Find unique pairs in list of pairs

You could scan the list from start to end, while maintaining a map of encountered pairs to their first position. Whenever you process a pair, you check to see if you've encountered it before. If that's the case, both the first encounter's index in b and the current encounter's index must be set to False. Otherwise, we just add the current index to the map of encountered pairs and change nothing about b. b will start initially all True. To keep things equivalent wrt [1,2] and [2,1], I'd first simply sort the pair, to obtain a stable representation. The code would look something like this:

def proc(a):
  b = [True] * len(a) # Better way to allocate this
  filter = {}
  idx = 0
  for p in a:
    m = min(p)
    M = max(p)
    pp = (m, M)
    if pp in filter:
      # We've found the element once previously
      # Need to mark both it and the current value as "False"
      # If we encounter pp multiple times, we'll set the initial
      # value to False multiple times, but that's not an issue
      b[filter[pp]] = False
      b[idx] = False
    else:
      # This is the first time we encounter pp, so we just add it
      # to the filter for possible later encounters, but don't affect
      # b at all.
      filter[pp] = idx
    idx++
  return b

The time complexity is O(len(a)) which is good, but the space complexity is also O(len(a)) (for filter), so this might not be so great. Depending on how flexible you are, you can use an approximate filter such as a Bloom filter.

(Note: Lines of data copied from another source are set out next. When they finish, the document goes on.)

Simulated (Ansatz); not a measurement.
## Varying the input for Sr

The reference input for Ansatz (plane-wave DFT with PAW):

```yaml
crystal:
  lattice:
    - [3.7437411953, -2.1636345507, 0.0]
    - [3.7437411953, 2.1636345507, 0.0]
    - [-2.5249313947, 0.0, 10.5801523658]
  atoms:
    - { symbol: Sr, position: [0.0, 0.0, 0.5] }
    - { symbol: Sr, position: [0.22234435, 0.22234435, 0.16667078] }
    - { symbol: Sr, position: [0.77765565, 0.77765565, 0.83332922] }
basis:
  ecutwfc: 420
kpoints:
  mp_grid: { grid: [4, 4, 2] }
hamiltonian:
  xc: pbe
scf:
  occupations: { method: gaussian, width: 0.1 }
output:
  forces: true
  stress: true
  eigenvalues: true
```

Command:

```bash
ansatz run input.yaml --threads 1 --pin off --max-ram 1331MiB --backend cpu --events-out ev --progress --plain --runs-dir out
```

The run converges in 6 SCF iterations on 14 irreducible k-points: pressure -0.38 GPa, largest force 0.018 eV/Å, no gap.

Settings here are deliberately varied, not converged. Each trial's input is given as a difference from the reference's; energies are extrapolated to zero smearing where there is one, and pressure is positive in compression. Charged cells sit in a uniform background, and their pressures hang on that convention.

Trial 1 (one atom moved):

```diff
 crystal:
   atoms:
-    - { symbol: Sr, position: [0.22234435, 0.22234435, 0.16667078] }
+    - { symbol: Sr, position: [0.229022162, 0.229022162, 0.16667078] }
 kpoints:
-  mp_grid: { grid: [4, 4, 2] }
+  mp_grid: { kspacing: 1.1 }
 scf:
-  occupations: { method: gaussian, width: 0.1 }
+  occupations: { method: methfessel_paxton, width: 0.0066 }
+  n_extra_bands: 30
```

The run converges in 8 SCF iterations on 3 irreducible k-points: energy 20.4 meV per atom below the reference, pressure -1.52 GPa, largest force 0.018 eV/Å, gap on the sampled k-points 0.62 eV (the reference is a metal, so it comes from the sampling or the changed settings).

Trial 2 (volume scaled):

ctr = Counter(frozenset(x) for x in a)
b = [ctr[frozenset(x)] == 1 for x in a]

We can use Counter to get counts of each list (turn list to frozenset to ignore order) and then for each list check if it only appears once.

#-*- coding : utf-8 -*-
a = [[1, 2], [3, 6], [2, 1], [3, 5], [3, 6]]
result = filter(lambda el:(a.count([el[0],el[1]]) + a.count([el[1],el[0]]) == 1),a)
bool_res = [ (a.count([el[0],el[1]]) + a.count([el[1],el[0]]) == 1) for el in a]
print result
print bool_res

wich gives :

[[3, 5]]
[False, False, False, True, False]

Here's a solution with NumPy that 10 times faster than the suggested frozenset solution:

a = numpy.array(a)
a.sort(axis=1)
b = numpy.ascontiguousarray(a).view(
    numpy.dtype((numpy.void, a.dtype.itemsize * a.shape[1]))
)
_, inv, ct = numpy.unique(b, return_inverse=True, return_counts=True)
print(ct[inv] == 1)

• Sorting is fast and makes sure that the edges [i, j], [j, i] in the original array identify with each other. Much faster than frozensets or tuples.

• Row uniquification inspired by https://stackoverflow.com/a/16973510/353337.

Speed comparison for different array sizes:

The plot was created with

from collections import Counter
import numpy
import perfplot


def fs(a):
    ctr = Counter(frozenset(x) for x in a)
    b = [ctr[frozenset(x)] == 1 for x in a]
    return b


def with_numpy(a):
    a = numpy.array(a)
    a.sort(axis=1)
    b = numpy.ascontiguousarray(a).view(
        numpy.dtype((numpy.void, a.dtype.itemsize * a.shape[1]))
    )
    _, inv, ct = numpy.unique(b, return_inverse=True, return_counts=True)
    res = ct[inv] == 1
    return res


perfplot.save(
    "out.png",
    setup=lambda n: numpy.random.randint(0, 10, size=(n, 2)),
    kernels=[fs, with_numpy],
    labels=["frozenset", "numpy"],
    n_range=[2 ** k for k in range(15)],
    xlabel="len(a)",
)